The Indian IT industry's peak body is defending its recent executive council elections against allegations the voting mechanism discriminates against homegrown startups and SMBs.
No small companies are part of the new EC, a fact which exposed the organization to further accusations of being a big boys club. Nasscom this week confirmed the 18 senior executives from local and western multinationals elected to advocate for the industry's interests, a list exclusively revealed last week by ZDNet.
One source with direct knowledge of the situation told ZDNet the voting rules favored larger companies.
Some of those allegations were detailed in a document leaked to ZDNet: "Analysis of Nasscom EC Elections: Why the deck is stacked against smaller companies?" The document, anonymously published in January, predicted why smaller companies would be excluded in last week's vote.
Why the rules are stacked against startups
Before the 2011 elections, Nasscom introduced a new rule that required voters to submit the names of at least 10 preferred candidates, instead of just one.
However, this immediately discriminated against small companies, the unnamed author argued in the document, because the preferred candidates would boast a greater number of larger, household name companies.
In an interview with ZDNet, Nasscom senior vice president Sangeeta Gupta dismissed the complaints about the 2011 rule changes and defended the current governance structure.
She said the multi-vote rule was introduced because large companies would simply vote for themselves, and ignore everyone else. Nasscom analyzed the impact of the rule changes, and found the new rules did not change the results in 2011, nor would they have had an impact in 2009, or 2013.
"I'm not sure why this is being brought up now," she said, adding that the rules were approved by members at the annual general meeting.

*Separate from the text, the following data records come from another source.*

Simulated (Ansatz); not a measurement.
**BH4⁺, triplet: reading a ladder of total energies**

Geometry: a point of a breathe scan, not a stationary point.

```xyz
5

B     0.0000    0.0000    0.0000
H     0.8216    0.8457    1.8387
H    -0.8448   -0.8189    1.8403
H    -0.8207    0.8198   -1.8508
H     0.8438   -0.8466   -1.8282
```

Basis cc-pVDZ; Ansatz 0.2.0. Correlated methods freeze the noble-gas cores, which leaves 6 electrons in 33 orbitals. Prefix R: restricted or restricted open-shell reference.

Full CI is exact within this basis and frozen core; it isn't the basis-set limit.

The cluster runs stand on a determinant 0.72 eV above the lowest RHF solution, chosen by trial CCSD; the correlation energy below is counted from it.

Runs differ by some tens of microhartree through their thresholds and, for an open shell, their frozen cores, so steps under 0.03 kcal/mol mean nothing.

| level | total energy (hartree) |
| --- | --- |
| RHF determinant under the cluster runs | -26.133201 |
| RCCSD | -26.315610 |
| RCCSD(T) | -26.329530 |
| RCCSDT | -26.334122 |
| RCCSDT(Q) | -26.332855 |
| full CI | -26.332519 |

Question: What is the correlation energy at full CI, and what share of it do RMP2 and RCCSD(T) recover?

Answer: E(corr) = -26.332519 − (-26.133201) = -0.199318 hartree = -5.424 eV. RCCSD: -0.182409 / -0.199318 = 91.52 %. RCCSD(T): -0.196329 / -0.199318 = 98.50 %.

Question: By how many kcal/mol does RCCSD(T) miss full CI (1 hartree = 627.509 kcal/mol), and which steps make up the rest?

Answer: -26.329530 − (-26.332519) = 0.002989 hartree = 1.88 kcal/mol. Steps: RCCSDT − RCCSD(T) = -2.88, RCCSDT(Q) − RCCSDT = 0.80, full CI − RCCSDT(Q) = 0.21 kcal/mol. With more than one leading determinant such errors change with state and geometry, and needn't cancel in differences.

She noted the rules were designed to ensure a free and fair election by voting for more candidates. "For anybody interested we've done a lot of analysis, so I would ask any [detractors] to please take a walk," added Gupta.
The second reason laid out in the analysis is because of the tiered voting structure.
A source told ZDNet that in Nasscom's six categories of membership, "A" members have six votes, which gradually drops to one vote for "F" members.
Membership is determined by revenues so the A, B, and C members generate more money than their D, E, and F brethren.
The document explains that while big companies in the A, B, and C categories constitute only 28 percent of the overall membership, they generate over half the votes.
To address this imbalance, the document argued that at least 50 percent of D, E, and F members would have to collectively vote for a slate of ten small companies--an impossible task because candidates can't canvass votes.
SMB representation missing?
In the two most recent elections, no SMBs or start-ups were elected to the Nasscom executive council.
Gupta said 582 members--70 percent of them SMBs--voted last week, reiterating information from an earlier press release. She pointed out there would have been an SMB representative if all smaller companies had chosen to pick one.
"Small companies, many of them may feel their interests would be better served through these larger companies, who are not representing themselves but representing an industry," she explained.
An industry source explained the stacked voting structure was an obstacle against some of India's more successful product software startups.
"Product companies usually have valuations that are five to ten times the size of their revenues while services companies are usually one and a half times revenue, so the current system penalizes product companies in the number of votes. The bigger revenue, higher membership category, more votes," said the source.
Manish Bahl, Forrester vice-president and country manager for India, called on Nasscom to release more information.
"It would be helpful if Nasscom can provide more details on the voting process to provide greater transparency which will help everyone understand the reasoning behind SMEs voting for larger companies," Bahl said, in comments emailed to ZDNet.
Nasscom's Gupta downplayed the importance of the elections, and said smaller companies can also be appointed to the EC via soon-to-be-formed industry-focused groups, targeting e-commerce and mobile.
"The entire objective of creating vertical councils is to ensure there's broad-based representation. It ensures there's not one EC that's responsible for everything that Nasscom does," said Gupta.
"The [reorganization] work has already started and we're in the process of creating the councils and recruiting the staff. Not everything will be done now, and there are different priorities."
However, she dismissed questions about what would be first in line.
"We will share that information when we're ready," the Nascomm executive said.
She was non-commital when asked whether the voting rules would be changed before the next elections in 2015.
"During the next two years we will review what, if any, changes are needed," she said.